“Certainly, some Orthodox priests have trouble making ends meet, especially those with families,” said Constantin Stoica, a spokesperson for the Bucharest patriarchate, which governs the church, “but we have ways of solving their problems inside our church.”
In May, 20 priests from Iasi, Neamt and Bacau applied to the Iasi court to register their
Mother of God Protection union in northeastern Romania, while 35 other priests in Oltenia said
they were considering strike action after registering a separate Good Shepherd union at Craiova on 22 May.
The Good Shepherd’s vice-president, the Rev. Nicolae State, told Romania’s Gandul daily
newspaper on 28 May that the union would fight low clergy pay, and demand the right for priests to make parish decisions without diocesan approval.
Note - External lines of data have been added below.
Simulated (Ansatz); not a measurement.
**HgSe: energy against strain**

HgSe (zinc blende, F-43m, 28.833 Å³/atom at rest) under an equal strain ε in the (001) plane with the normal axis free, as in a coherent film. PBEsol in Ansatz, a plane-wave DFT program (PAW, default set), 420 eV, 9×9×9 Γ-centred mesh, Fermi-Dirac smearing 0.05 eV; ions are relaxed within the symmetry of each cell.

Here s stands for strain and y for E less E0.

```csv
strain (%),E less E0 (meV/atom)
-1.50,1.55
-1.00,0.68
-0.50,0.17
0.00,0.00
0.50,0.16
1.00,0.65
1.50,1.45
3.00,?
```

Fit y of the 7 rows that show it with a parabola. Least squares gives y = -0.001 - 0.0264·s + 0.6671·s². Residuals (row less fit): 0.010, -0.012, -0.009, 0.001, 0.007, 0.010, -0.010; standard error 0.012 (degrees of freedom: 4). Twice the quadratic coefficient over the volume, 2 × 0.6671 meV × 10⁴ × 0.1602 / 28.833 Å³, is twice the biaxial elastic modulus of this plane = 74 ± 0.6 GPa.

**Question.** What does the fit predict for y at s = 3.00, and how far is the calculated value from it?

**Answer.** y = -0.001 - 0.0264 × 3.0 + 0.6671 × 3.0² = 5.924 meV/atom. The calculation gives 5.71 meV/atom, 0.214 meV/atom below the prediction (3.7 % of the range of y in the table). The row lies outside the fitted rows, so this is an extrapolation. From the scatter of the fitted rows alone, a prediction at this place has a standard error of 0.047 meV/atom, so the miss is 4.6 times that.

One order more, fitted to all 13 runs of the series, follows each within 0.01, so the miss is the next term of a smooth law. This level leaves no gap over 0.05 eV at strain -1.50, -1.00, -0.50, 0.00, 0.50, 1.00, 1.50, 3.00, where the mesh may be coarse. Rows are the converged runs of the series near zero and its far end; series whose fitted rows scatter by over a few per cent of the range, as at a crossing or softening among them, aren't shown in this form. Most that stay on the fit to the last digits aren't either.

“There is an abyss between the church hierarchy and the priests who serve in churches,” State
said. “We are put under pressure, and have already lost some of our members.”In a statement, the Bucharest patriarchate dismissed the moves. “The initiatives to set up clergy trade unions are taken by priests tempted by the spirit of rebellion and division, and moving away from church discipline and communion,” the patriarchate said.
“A priest is not a lay employee of a commercial firm but invested by his hierarch with the
responsibility of a holy mission designed to save and serve the community of the faithful,” the
statement added. “He cannot go on strike and not baptise children, wed spouses, hear confessions, bury the dead or administer Holy Communion because his wage is too small.”
The patriarchate added that its priests were required to take their problems to church bodies, and not trade unions.
Under a 1999 law that currently faces amendment in the national parliament, the Romanian state pays part of the clergy’s income. Local parish contributions make up the rest.
The church’s spokesperson told Ecumenical News International that leaders of the Orthodox church hoped to obtain pay rises in current negotiations with the state, and especially for priests from poorer parishes in Transylvania and northern Moldavia.
“But there are also networks of solidarity within the church which enable financial burdens to be shared,” Stoica added.According to a 2001 census, 87 per cent of Romania’s 23 million inhabitants belong to the Romanian Orthodox Church.